In Mongolian, Tengger means both ‘heaven’ and ‘huge’. Most of China’s Tengger Desert 腾格里沙漠 falls in Inner Mongolia, but it also extends into the northwestern provinces of Ningxia and Gansu. At 36.7 thousand square kilometres, it is China’s fourth largest desert. It is dotted with hundreds of freshwater lakes surrounded by fertile areas of grass and vegetation that have sustained nomadic herders and their animals for thousands of years.
However, beginning in the late 1990s, the local governments of Inner Mongolia and Ningxia have been building industrial parks in the desert, including many chemical manufacturing plants. These enterprises discharge untreated wastewater into the desert, polluting groundwater resources and destroying desert ecosystems, threatening the survival of local herders, their families, and their animals.
The local people’s complaints have fallen on deaf ears. In 2011, after one herder, Urhaan, failed to get any meaningful response from local government, he erected a board by a road near to his home on which he wrote: ‘Dear leaders, the pollution is serious!’ 各位领导, 污染严重.
In 2013, another, younger Mongolian herder named Batuu addressed an informal seminar in Beijing on groundwater pollution that was organised by journalists, scholars, and environmental activists. He noted that the number of chemical factories in the Tengger had increased within a decade from a few to dozens. He described how these enterprises discharge wastewater directly into the desert, burying any residue after the water evaporates or seeps into the sand. After a few windy days, the polluted area ‘disappears’ completely. Water is already sparse in the desert; pollution of the underground water threatens the survival of both animals and people.Journalists were aware of the issue. In 2011, the Times Weekly 时代周报 reported on it in detail. Two years later, on the UN-sponsored World Water Day (22 March), China Central Television (CCTV) broadcast a report they titled ‘abscess in the desert’.
Yet nothing changed until September 2014, when two influential news media organizations, The Beijing News 新京报 and the Southern Weekend 南方周末 fiercely criticised the local authorities for their inaction. Soon after that, the central leadership stepped in. Xi Jinping and other central leaders ordered the party committees and government of the Inner Mongolian autonomous region to halt the pollution of the Tengger Desert.

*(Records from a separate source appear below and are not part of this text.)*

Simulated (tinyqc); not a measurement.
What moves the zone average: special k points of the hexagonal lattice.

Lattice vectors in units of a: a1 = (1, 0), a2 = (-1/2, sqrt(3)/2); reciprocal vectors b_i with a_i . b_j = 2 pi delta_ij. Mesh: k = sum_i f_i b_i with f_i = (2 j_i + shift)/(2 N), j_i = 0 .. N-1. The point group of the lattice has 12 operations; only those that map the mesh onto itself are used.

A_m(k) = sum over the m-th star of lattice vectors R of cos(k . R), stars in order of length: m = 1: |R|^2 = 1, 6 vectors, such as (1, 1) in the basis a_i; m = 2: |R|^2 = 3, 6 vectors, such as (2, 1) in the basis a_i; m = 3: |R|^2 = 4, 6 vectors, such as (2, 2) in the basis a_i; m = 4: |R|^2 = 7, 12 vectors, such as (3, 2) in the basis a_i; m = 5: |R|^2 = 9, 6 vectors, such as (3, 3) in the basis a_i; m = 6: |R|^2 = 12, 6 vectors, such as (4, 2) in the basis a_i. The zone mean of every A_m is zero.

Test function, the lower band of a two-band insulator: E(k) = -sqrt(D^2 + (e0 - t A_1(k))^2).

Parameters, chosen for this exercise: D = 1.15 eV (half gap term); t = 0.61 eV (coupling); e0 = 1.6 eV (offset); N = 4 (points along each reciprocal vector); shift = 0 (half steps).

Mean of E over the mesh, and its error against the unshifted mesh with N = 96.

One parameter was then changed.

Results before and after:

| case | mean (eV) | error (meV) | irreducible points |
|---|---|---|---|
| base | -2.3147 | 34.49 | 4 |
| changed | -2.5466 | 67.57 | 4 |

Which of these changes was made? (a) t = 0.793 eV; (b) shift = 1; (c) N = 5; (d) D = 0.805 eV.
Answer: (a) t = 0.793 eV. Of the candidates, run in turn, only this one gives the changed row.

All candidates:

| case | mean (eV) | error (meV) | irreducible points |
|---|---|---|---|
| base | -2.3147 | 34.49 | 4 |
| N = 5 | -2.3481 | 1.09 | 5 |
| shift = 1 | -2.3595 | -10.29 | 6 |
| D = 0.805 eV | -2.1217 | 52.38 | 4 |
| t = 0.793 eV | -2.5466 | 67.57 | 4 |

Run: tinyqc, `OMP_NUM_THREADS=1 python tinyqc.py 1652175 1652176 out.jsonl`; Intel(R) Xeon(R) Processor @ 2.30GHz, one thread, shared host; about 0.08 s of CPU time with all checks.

The Supreme People’s Procuratorate of China, meanwhile, investigated criminal breaches of environmental law, listing four ‘key’ cases from Inner Mongolia, Ningxia, and Gansu. On 7 May 2015, it fined the Ming Sheng Dyeing Company 明盛染化公司 five million yuan, additionally fining Lian Xinzhong 廉兴中, the company’s responsible executive, fifty thousand yuan and giving him a suspended sentence of eighteen months. This was named one of the ‘hottest’ ten cases of the year by Sina.com’s news centre. Comments on the Chinese Internet noted the absurdity of the authorities having to wait for an instruction from the highest leadership before acting.
Worse, more and more polluting industries are relocating to remote parts of western China with the apparent intention of avoiding the increasingly stringent anti-pollution measures in economically developed regions of the east—a phenomenon dubbed Pollution Migrates to the West 污染西迁. Indeed, on 17 November 2015, official media announced that between 2013–2015, Beijing had successfully eliminated 1,006 of its polluting enterprises. The report did not say where these enterprises had gone. A year earlier, when a person in Inner Mongolia posted his fears that they were simply moving to Inner Mongolia, he was detained by local police for ten days and fined 500 yuan for ‘spreading rumours’.
In May 2015, when I was in Inner Mongolia, I heard many people voice their fears that the number of power plants being built there meant ‘you will never see the sun again in the grasslands’. I heard some say that ‘Inner Mongolian people are like candles, burning themselves to provide illumination for others’, referring to the fact that coal-fired electricity is produced in Inner Mongolia for use in Beijing and elsewhere.
These rumours, if that’s what they are, are not totally groundless. As early as 2013, the National Business Daily 每日经济新闻 reported that while the Air Pollution Prevention Action Plan restricted the building of new coal-fired power projects in eastern regions such as Jing-Jin-Ji (See Chapter 5 ‘The City that Ate China—Restructuing and Reviving Beijing, pp.178–201), they were springing up in western provinces including Shanxi, Shaanxi, Inner Mongolia, and Ningxia. According to China Energy News 中国能源报, 120 new plants have been approved (another source says 155), of which forty-eight are to be located in western China and seventeen of these in Inner Mongolia.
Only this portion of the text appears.